I suppose the plot of Left Behind probably is no more fantastic than the average plot in a James Bond or Jack Ryan film. What is different, however, is that Left Behind claims to communicate spiritual truth. Even worse, the film leaves the impression that some of these fantastic events are specifically prophesied in the Bible. As the world begins to unravel, we are told that everything from the worldwide food shortage to the conspiracy at the U. N. can be found in Ezekiel 38, Daniel 7, or 2 Thessalonians 2. But of course the Bible contains none of this information. Like most biblical prophecies, prophecies about the end times are full of mystery. Often they are intended to convey general impressions rather than to communicate specific details.
The temptation, of course, is to fill in the details. The Left Behind novels are a creative attempt to imagine what the world might be like in the years leading up the final judgment. But Christians should remember that God has already told us everything we need to know. To try and say more is to doubt the sufficiency of Scripture, and ultimately to undermine the literal truth of God’s Word.
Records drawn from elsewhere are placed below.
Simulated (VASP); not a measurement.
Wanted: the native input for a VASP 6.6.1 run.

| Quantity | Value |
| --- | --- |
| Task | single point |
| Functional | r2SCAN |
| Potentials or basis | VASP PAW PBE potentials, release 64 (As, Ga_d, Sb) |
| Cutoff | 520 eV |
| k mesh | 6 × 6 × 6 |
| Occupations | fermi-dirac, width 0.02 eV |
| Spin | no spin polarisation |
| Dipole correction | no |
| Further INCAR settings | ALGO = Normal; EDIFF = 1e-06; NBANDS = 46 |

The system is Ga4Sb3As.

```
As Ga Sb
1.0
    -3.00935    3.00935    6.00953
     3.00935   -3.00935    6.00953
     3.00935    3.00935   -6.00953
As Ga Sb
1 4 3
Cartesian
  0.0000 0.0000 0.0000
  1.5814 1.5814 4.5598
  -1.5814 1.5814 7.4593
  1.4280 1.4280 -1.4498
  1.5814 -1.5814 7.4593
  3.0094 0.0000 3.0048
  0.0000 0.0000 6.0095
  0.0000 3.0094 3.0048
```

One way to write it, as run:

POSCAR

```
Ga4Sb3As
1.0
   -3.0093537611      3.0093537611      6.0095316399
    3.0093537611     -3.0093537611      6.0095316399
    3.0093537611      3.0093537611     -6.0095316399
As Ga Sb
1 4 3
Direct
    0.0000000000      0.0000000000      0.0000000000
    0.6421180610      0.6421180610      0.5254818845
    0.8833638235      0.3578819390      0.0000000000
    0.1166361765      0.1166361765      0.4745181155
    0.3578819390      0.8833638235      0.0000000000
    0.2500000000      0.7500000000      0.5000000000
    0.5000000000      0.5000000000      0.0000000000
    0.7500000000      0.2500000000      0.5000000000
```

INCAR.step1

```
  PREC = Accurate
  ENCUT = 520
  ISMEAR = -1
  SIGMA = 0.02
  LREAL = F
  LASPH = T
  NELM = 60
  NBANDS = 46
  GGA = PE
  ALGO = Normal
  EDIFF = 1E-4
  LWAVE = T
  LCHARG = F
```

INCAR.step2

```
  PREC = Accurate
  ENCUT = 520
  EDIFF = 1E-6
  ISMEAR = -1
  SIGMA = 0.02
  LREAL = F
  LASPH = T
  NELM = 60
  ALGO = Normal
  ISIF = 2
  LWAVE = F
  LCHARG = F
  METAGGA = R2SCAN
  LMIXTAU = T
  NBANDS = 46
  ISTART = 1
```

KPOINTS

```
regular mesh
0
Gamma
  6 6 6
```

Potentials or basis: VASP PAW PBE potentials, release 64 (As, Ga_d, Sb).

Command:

If Left Behind has one redeeming feature, it is a scene mid-way through the film. It takes place in an empty church, where a man wearing casual clothes is sitting inside the pulpit, throwing a ball against the front wall of the sanctuary. Who is it? It’s the minister, of course. Everyone else in his congregation is gone, but he’s been left behind! (My heart went out to the man: His parishioners turned out to be holier than he was, and now there is no one to hear him preach). We overhear him talking to God, saying things like: “What a fraud I am!” “I know your message, and I knew your word.” “But knowin’ and believin’ are two different things.”
It is one of the most authentic moments in the movie, certainly much more believable than the scene where Kirk Cameron receives Christ on the floor of the men’s room at the U. N. It is also a worthy subject for Christian film: not speculation about the tribulation, but a man on his knees, wrestling with his sin.